Sun Tzu, the great Chinese military philosopher, was rarely studied in Soviet military academies, but the Ukrainian high command—seeking to “win first and start fighting after”—appears to be taking a page out of his treatise, The Art of War. Naturally, the intentions for a spring offensive have now become a plan for a summer offensive; even so, the time in between was not wasted. Every day, a new tactical strike is delivered where it is the least expected, adding to the demoralization of Russian forces and the confusion of the top brass. Some of these strikes are merely psychological operations; others—such as the naval drone attack on the Ivan Khurs intelligence collection ship in the Black Sea—while not wholly successful (in the case of the Ivan Khurs, the vessel is still operational), the sum total of such activities underlines a progressive failure of Russian deterrence posturing (Nezavisimoye voyennoye obozreniye, June 1).
In May 2023, the drone strike on the Kremlin appeared to be a daring stunt aimed at spoiling the elaborate Victory Day parade and forcing President Vladimir Putin to pretend to be unworried (The Insider, May 15). The follow-up attack on May 30, however, left Putin visibly upset, and his terse praise of the effectiveness of Moscow’s air defense system sounded similar to a reprimand (Carnegie Politika, May 30). No material damage was inflicted, or even intended, and the Muscovites found ironic consolation in the fact that the main targets were Putin’s residence in Novo-Ogaryovo and the suburban village of elite mansions known as “Rublevka” (Svoboda, May 31). The intent behind this inexpensive but impactful operation is clear: to compel the Russian command to commit more tactical air defense systems, such as the Pantsir-S1M, to protecting Moscow, rather than deploying them in the combat area (Meduza, June 2).
The same strategic purpose underpins the incursions by well-armed paramilitary troops into the Belgorod region. The surprise attack on May 22 was followed by a less-determined operation on June 1, against which the Russian command had to deploy artillery and air power (Rossiiskaya gazeta, June 1). Responsibility for these raids has been claimed by Russian volunteer groups, which have opted to fight on the Ukrainian side; however, according to the official reporting in Moscow, the adversary is invariably described as the Ukrainian army (RBC, June 2). Putin immediately decorated the “heroes” who repelled the attack; nevertheless, his orders to strengthen border defenses and to proceed with the offensive push toward Maryinka in the Donbas theater are clearly at cross-purposes (Izvestiya, June 2). Three Russian front-line regions—Bryansk, Kursk and Belgorod—are increasingly coming under Ukrainian attacks and strikes, some of which are quite indiscriminate, and the Russian command must now allocate greater resources toward the task of countering a no longer improbable full-scale enemy offensive in this vulnerable direction (Novayagazeta.eu, June 2).
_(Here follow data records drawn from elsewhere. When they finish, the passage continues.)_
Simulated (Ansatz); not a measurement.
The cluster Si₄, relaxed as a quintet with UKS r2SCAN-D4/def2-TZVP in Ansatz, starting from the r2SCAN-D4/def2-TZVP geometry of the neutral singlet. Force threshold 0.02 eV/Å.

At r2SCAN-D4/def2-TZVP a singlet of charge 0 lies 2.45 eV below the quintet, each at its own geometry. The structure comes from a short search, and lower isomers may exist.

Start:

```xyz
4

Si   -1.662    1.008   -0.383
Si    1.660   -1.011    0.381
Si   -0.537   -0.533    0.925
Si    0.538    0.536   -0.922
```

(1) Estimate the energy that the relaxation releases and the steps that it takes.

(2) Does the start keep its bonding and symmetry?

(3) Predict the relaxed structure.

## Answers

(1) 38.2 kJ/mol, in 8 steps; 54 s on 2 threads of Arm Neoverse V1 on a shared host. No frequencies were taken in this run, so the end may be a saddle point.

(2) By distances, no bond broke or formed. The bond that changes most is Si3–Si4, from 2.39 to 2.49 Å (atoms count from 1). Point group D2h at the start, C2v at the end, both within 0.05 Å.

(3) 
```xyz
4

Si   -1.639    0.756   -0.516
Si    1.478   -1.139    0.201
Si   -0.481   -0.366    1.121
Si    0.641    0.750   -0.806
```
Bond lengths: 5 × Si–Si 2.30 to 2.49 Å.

These prospects have yet to produce any “patriotic” mobilization in Russian society, where resignation and compliance still dominate, as worries and anxieties grow (The Moscow Times, May 30). There are, nevertheless, direct military consequences from the increasingly long-distance Ukrainian strikes. One is the forced redeployment of the Tu-95MS and Tu-160 strategic bombers from Engels air base in the Saratov region, which repeatedly came under drone attacks, to Olenya air base in the Murmansk region, where maintenance facilities are rather basic (Topwar.ru, May 14). Another has been the interruptions to Russian forces’ fuel supply caused by repeated strikes on oil refineries in the Krasnodar region (RBC, May 31). More powerful strikes have been delivered on targets inside the occupied territories, such as the Port of Berdyansk, with such high precision that the usual suspect is the British-supplied Storm Shadow air-launched cruise missile (RIA Novosti, June 2). It is uncertain whether these missiles are already operational, but the resourcefulness of Ukrainian industry in developing and delivering several types of long-distance drones stands in contrast with the inability of the Russian defense-industrial complex to produce even such crude models as the Iran-supplied Shahed-136 (The Moscow Times, June 1).
This remarkable edge in industrial capacity makes it possible for Ukraine to rely entirely on homemade drones in conducting long-distance strikes inside Russia, which is politically important to President Volodymyr Zelenskyy’s relentless campaign for expanding Western military support (Novayagazeta.eu, May 30). His key priority is to encourage a coalition of willing European states committed to providing Ukraine with several squadrons of F-16 fighters, and the Ukrainian president is perfectly aware of their sensitivities regarding the escalation of the war as well as the United States’ reluctance to lead this coalition (New Voice of Ukraine, June 2). Meanwhile, Kyiv seeks to establish that combat operations cannot be limited to trenches in the Donbas, as every exchange of fire in the Kharkiv region inevitably involves the cross-border use of artillery supplied by the West (Republic.ru, June 1).
Zelenskyy’s larger priority is charting the road for Ukraine’s accession to the North Atlantic Treaty Organization (NATO), and he aims to ensure significant progress on this at the NATO Vilnius summit in mid-July 2023 (Kommersant, June 1). For that, he needs to find a way to counter the argument that Ukraine cannot be invited to join the Alliance in the middle of a war, and every strike deep into Russia reinforces his point that a victory can be achieved in a matter of months, not years (Nezavisimaya gazeta, May 31). Kyiv persists that talks about a peace plan must take into consideration the restoration of Ukraine’s territorial integrity, and the symbolic drone hit on Moscow provided a reminder of this for the gathering of NATO foreign ministers in Oslo, Norway, last week (Forbes.ru, June 2).
For the past few weeks, air alarms have wailed in Kyiv nearly every night, but missile defenses shield the city assiduously; thus, Russia has been denied its intention to respond forcefully to the daring Ukrainian strikes and raids. Speculations about hypothetical “red lines” have been extinguished by the plain fact of Russia’s inability to inflict meaningful damage to the Ukrainian reserves readying for the series of counteroffensive operations, and the attempts at “exacting punishment” through the indiscriminate shelling of Kharkiv and Dnipro only illuminate the continued degradation of the Russian war machine. Ukrainian determination to expel the aggressor from every inch of its land is coming progressively together with the Western resolve to grant it all means necessary for this victory, which means Russia keeps losing the war even without experiencing another setback on the battlefield. Indeed, the shadow of defeat is growing darker for the Kremlin, and its strategy for prolonging the disaster is set to be proven as flawed.